This is a conversation with a character from my book, The Trials of Lance Eliot. Although it may appear strange for someone to speak with a fictional person, it is entirely normal for writers to converse with their characters. At least, I really hope it is.
Nice to see you, Adam.
Gah! Where did you come from?
Los Angeles, originally—or are you wondering how I got into your flat?
Yes, that’s it. Who are you? What the heck are you doing in my apartment?
Really, Adam. I’m Lance Eliot. I thought you of all people would recognize me.
Ah, sorry about that. I’ve actually don’t have a clear mental picture of you.
You haven’t? Hang it, Adam, you’re the chap writing my blasted story. You’ve really no idea of what I look like?
Excessive physical description is a sign of poor characterization. That’s my excuse and I’m sticking to it.
Whatever you say.
Why are you here? My characters don’t usually drop in on me. Well, there was that one time Innocent came over for coffee and—Lance Eliot, put that down!

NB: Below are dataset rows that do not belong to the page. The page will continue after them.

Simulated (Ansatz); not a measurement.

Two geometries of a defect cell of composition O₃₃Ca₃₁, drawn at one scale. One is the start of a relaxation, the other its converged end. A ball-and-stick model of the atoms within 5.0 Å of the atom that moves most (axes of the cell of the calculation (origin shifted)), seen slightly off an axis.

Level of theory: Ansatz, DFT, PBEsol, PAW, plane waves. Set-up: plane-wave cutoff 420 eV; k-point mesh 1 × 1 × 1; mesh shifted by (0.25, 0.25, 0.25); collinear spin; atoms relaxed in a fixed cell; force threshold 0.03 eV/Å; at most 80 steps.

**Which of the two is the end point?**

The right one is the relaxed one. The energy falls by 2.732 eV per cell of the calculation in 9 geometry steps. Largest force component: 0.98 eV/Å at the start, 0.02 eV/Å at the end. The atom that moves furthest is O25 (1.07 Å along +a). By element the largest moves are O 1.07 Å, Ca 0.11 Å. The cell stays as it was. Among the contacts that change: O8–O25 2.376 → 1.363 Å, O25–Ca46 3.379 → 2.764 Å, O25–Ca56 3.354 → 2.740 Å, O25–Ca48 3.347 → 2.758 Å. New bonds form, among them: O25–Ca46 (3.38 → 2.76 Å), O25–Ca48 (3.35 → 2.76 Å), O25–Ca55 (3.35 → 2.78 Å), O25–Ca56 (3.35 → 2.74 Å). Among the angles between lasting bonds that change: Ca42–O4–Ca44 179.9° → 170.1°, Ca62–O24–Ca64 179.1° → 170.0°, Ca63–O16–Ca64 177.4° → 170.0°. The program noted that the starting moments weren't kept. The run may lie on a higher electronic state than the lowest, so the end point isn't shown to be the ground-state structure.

Don’t fret. You were the one who gave me a fighting staff, remember? I know how to use it.
That’s exactly what worries me. Will you please stop showing off? I’m not comfortable watching you wave that thing around. This apartment is full of breakable objects, including me. Please put down the weapon before someone gets hurt. And by someone, I mean Adam.
All right, I’ll put it away.
How the heck did you get here, anyway? I left you in Rovenia. That’s a long way from here. A really long way.
Maia sent me. You should have thought twice before giving one of your characters the ability to bounce people between dimensions by magic.
Well, I had to get you out of the real world and into my world somehow. Magic seemed like a good explanation at the time. I didn’t think you’d use it to get back into the real world. Why did Maia send you?
We’re all very bored, Adam.
You’ve stranded us. For nearly an entire year, we’ve been stuck in that quaint little town—
What was it called?
You don’t even remember? God help me, the person writing my story is an idiot.
That’s a bit harsh.
The town is called Hurst, Adam. We’re all ready to go. We’ve been ready for months. Don’t tell me you’ve interrupted my life with another deuced adventure only to put it on hold indefinitely!
Not indefinitely. I’m working on it. Slowly.
See here, Adam, I’m concerned. We all are. As long as you put off writing the story, we’re never going to find—
Quiet! You’re giving away plot details.
And this time, I’m not the only person you’ve involved. You’ve dragged someone else into this dreadful adventure, and she—
Stop! I won’t have you blurting out your own story.
Then answer me, Adam. If I don’t tell the story, who will?
Lance, the past year has been… busy. My life is crowded with responsibilities. It’s hard for me to sit and write for hours on end, especially when I consider how few copies I’ve sold of your book. Writing is uphill work. And I may not deal with dragons or sorcerers, but I do suffer from depression sometimes. I know that’s a problem to which you can relate.
Yes. I can.
I have a blog now, too! It takes a lot of work, and my typewriter monkeys drive me crazy, but it’s totally worth it. The problem is that the blog has deadlines, and… your story doesn’t. I’ll get it written. Just give me time.
I haven’t much, you know.
You have enough. Now then, I have a blog post to finish. Say hello to everyone for me, will you?
By the way, Cog asked me to ask you to make him taller.
I refuse to pander to my characters. Tell him he’s tall enough.
All right, then. I guess it’s time for me to slip away. Keep writing, won’t you?
And he’s gone. How did he do that? How do they ever do that? Ah, well. Lance Eliot is a good fellow—though I regret giving him a weapon. No writer should ever be threatened by one of his own characters. Any future heroes will have to be pacifists, I guess. Now then, back to work!